Wednesday, March 08, 2006

Work in the Future

Really, I went to grad school because I'm fascinated by work - as a personal activity, as a social institution, as a moral norm, as a historical phenomenon. (If there's one thing I've learned since finishing my degree, it's that actually working is a pretty good way to learn about work.) As ubiquitous as work is, though, it gets surprisingly attention by anyone who's the least bit intelligent about what the future might look like. That's why I love William Gibson, whose science fiction is rife with people doing semi-plausible things to earn a living, and why this piece in the Fall 2005 Rand Review is so good. It's primarily a summary of a recent book by MIT researcher Thomas Malone, who argues cogently that a new structure of individually performed but collectively structured work may be emerging.
In our increasingly knowledge-based, information- driven economy, the critical factors for business success are often precisely the same as the benefits of decentralized decisionmaking: dedication, creativity, and innovation. A prime example of the change we are seeing in business today is eBay. With faster revenue growth since its founding than any company in history, eBay now has 56 million active buyers and sellers.

What is even more telling is that 430,000 of those sellers make their primary living from selling on eBay. If those 430,000 people were actually eBay employees, said Malone, eBay would be the second largest private employer in the country, after Wal-Mart but ahead of McDonald's.

A world of increasingly independent workers does pose challenges, the most prominent of which is that such workers will have no obvious place to obtain the benefits that they traditionally have obtained from employers. One way to deal with this challenge, according to Malone, is with the rise of a new kind of private organization whose job it will be to fulfill the needs of such workers.

Malone likens these new organizations to guilds and envisions them as providing a stable home for workers who move across jobs, companies, and employers. For perhaps a percentage of a worker's income in good times, these organizations could provide financial security in difficult times, as well as health insurance, job training, and even a place to socialize or to cultivate a sense of identity.

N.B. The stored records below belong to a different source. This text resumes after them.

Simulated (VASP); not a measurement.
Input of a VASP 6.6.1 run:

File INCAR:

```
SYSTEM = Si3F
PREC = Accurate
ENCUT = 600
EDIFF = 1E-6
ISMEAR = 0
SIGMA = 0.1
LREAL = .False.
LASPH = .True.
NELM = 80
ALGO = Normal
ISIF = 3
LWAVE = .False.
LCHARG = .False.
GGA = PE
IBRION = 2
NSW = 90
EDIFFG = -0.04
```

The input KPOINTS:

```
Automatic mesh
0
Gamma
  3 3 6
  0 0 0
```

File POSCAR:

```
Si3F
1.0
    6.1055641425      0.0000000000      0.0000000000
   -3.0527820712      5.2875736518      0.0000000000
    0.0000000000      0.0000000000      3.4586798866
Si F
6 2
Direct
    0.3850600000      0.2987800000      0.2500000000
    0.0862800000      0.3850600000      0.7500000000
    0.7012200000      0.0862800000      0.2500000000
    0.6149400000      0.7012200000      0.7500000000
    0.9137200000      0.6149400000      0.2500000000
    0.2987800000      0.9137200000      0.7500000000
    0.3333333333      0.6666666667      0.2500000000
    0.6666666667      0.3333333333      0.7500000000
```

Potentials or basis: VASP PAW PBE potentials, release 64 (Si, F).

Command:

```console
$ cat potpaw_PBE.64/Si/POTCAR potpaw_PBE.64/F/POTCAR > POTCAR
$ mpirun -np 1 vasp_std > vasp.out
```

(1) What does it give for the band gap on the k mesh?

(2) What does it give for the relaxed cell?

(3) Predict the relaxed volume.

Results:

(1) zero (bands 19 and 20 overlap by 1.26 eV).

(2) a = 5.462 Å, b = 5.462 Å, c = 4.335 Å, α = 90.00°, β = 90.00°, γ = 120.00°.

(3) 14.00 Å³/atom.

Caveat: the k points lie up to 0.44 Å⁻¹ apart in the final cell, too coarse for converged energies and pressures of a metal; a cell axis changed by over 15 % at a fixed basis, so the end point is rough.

That surprise about eBay aside, the historian in me loves the atavism of the possible reemergence of guilds. Mayhaps they are the economic parallel now, as in the Middle Ages, of political autocracy?

1 Comments:

Anonymous Anonymous said...

As the political system moves more and more back toward that sort of autocratic rule, it's not rare for labor to band together. In the Medieval era, it was guilds, in the 19th century, it was labor unions. I think this makes a lot of sense.